Recreational softball league won’t let 9-year-old boy play with his sisters

A Bergen County fourth-grader is fighting to be allowed to play on the same softball team as his sisters.
Cayden Walsh, 9, is one-third of a set of triplets which includes his sisters Kelsey and Kylee. The girls are on the recreational softball team that their dad also coaches. Cayden also wanted to join the team.
"My sisters are doing it and my dad has been coaching for a while. For the past three years, I've been going to every single practice,” he says. “When I tried baseball when I was a kid, I didn't like it so I decided, why not try softball."
Cayden even wrote a letter to officials at Old Tappan Borough where he lives. But his request was made with a hard “No” by the newly-named Northern Valley Girls Softball League.
"I said it is discrimination and it doesn't really matter what gender you are. You should be able to play whatever sport you want,” Cayden says.
"If I felt my son was wrong, I would tell him, ‘Hey Cayden, great letter. Super proud of you but it's not right.’ But he's right. We live in a different age nowadays,” says father Will Walsh.

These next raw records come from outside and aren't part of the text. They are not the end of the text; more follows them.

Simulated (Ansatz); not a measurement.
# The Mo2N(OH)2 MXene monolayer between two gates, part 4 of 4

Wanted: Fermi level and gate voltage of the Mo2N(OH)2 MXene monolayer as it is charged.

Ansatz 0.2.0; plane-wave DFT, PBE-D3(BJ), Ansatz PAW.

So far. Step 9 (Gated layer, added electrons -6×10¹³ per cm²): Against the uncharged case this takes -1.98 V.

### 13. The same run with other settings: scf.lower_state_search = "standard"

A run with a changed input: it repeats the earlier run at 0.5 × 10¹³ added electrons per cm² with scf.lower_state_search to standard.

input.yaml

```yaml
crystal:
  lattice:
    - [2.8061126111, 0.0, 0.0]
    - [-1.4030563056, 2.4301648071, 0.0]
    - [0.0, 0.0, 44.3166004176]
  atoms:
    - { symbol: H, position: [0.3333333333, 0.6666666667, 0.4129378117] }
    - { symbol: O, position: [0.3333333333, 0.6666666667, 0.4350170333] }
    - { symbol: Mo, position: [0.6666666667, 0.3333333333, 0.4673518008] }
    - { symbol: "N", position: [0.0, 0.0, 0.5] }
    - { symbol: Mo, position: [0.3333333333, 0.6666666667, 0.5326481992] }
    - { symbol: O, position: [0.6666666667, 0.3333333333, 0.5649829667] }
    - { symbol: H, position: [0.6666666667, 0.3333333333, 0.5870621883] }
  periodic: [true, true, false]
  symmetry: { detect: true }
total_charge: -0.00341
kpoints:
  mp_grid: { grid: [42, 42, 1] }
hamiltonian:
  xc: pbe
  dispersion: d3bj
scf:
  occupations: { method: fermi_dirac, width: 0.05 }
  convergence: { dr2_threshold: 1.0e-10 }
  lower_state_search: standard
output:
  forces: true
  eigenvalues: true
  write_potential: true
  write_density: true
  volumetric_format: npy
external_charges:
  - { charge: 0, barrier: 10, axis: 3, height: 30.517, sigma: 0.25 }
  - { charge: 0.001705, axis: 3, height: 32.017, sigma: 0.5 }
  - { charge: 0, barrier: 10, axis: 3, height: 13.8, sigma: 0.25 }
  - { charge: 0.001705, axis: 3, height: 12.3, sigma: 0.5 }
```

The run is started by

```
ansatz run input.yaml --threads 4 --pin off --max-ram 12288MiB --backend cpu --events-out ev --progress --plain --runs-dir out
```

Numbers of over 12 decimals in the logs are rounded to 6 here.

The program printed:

Cayden’s parents say that they have spent the past two months going back and forth with the Old Tappan Borough Recreation Commission who says that they do allow boys on the team per the bylaws. But the league ultimately made the final decision not to allow Cayden to play.
"If their bylaws state that a boy is allowed to play - when the new bylaws were written for this league, they should've voiced ‘We agree a boy should play.’ Right? That's the town bylaws,” Will says.
Will says that he was given the option to create a co-ed league. But he says that with four children and the time it takes to set up a league – he won’t have time to do it this season.
"I'm not saying it should be this way forever. But right now there's no co-ed as we stand here today. So let the boy play,” says Will.
Neither Old Tappan or Northern Valley Girls Softball League officials were available to comment.